Consumer price pressures remain weak

Consumer prices rose only slightly in July, despite the start of the carbon tax at the beginning of the month.

The TD Securities-Melbourne Institute inflation gauge rose 0.2 per cent in July, after a 0.2 per cent fall in June and a flat result in May, the survey published on Monday showed.

In the year to July, the inflation gauge was 1.5 per cent, the lowest annual rate in nearly three years and well below the Reserve Bank of Australia's (RBA) two to three per cent inflation target band.

TD Securities head of Asia-Pacific Research Annette Beacher said the start of the carbon tax on July 1 came at a time when most price pressures were weak.

Treasury modelling showed that the $23 a tonne price for carbon pollution would add about 0.7 per cent to consumer prices in 2012/13.

"For the July Inflation Gauge, utility prices rose 10.3 per cent, while food prices and airfares, so far, remain unaffected," Ms Beacher said.

"While our utility price rise is within Treasury estimates, the Gauge confirms that pricing pressure outside of the immediate impact of the carbon tax remains weak."

Ms Beacher said Australia was in the enviable position of having weak inflation and an economy that was growing stronger.

"This is an economic sweet spot and certainly backs up RBA Governor (Glenn) Stevens' glass half-full chirpy theme of late," she said.

"Australia is well-placed to absorb global shocks, and the RBA board can comfortably leave the cash rate unchanged at 3.5 per cent at the meeting tomorrow.

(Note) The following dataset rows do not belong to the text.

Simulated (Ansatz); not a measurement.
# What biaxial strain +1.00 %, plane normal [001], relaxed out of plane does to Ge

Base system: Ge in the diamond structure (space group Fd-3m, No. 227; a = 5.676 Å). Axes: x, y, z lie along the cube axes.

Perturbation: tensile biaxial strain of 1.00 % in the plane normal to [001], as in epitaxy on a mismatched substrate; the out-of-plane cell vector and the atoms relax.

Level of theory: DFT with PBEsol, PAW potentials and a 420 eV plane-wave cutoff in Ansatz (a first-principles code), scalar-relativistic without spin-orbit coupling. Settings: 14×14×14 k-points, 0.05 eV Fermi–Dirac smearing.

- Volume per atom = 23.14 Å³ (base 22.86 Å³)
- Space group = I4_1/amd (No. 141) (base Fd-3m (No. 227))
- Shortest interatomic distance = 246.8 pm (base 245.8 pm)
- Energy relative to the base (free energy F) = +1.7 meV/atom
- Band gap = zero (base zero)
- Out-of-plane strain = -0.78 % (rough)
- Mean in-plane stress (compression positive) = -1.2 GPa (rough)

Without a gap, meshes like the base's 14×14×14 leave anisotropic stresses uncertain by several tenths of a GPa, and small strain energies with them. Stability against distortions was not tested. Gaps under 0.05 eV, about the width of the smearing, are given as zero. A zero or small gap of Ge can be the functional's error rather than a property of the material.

"Given the favourable inflation outlook, the RBA is in the enviable position to have the tools to ease if required, although by how much and when depends on what lies ahead for the troubled European Union."

All 15 economists surveyed by AAP predicted the central bank board would keep the official interest rate at 3.5 per cent on Tuesday.

Price increases in the inflation gauge were largest in utilities, reflecting the initial cost of the carbon tax, alcohol and tobacco, and newspapers, books and stationery, the survey showed.

They were offset by falls in the prices of automotive fuel, insurance and financial services, and holiday travel and accommodation.